Agenda
8th PCI Film Series – Happy End
The Postcolonial Studies Initiative is happy to announce its 8th film series with a selection of films, shown monthly, that draw on a variety of different contexts in our postcolonial world. Please join us for our upcoming screening with the film Happy End, introduced by Milica Trakilović. Happy End is a drama about a family set in Calais with the European refugee crisis as the backdrop.
Happy End dissects an unhappy, self-deceiving family. And yet Jean-Louis Trintignant, as a patriarch this time slipping into dementia himself, has a beautifully intimate conversation with his 12-year-old granddaughter Eve (Fantine Harduin). Even if, this still being Haneke, she’s probably a murderer, and their heart to heart is about poison and suicide. “He’s a more humanistic director than he seems,” Huppert has noted. “There is of course no sentimentality, but there is a belief in mankind.”

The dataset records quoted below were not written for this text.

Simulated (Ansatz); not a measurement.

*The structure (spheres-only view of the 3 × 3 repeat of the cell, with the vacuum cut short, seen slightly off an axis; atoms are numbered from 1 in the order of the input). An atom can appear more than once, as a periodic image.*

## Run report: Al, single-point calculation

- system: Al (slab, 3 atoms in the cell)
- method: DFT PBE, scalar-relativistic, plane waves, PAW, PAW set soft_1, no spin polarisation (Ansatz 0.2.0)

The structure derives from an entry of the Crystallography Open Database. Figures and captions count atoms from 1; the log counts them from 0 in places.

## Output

“It’s a North-South conflict,” Haneke’s says. “The rich countries against the poor. That’s been confirmed categorically, since Code Unknown. Refugees aren’t a simple problem, and there are no simple solutions, but a solution has to be found. The problem is that, for a lot of people at the moment, the solution is a shift to the right. I’m especially sceptical of comparisons with the 1930s. But this current atmosphere, with everyone dancing on the edge of the volcano, has a parallel there. Because in my youth, immediately after the war, everybody thought that things would get better – because everything could only get better, after that. But now everybody thinks that things can only get worse, and that is a parallel to the situation before World War Two.” (The Guardian)
Practical information
Happy End (2017, dir. Michael Haneke, France, Germany, Austria)
Date: 11 March
Time: 17.15- 20.00
Location: Entrance at Muntstraat 2A, MCW-LAB (Grote zaal KNG20)
Admission is free of charge. However, due to safety regulations, maximum capacity of the room is 80 people. No exceptions are made. First come, first seated.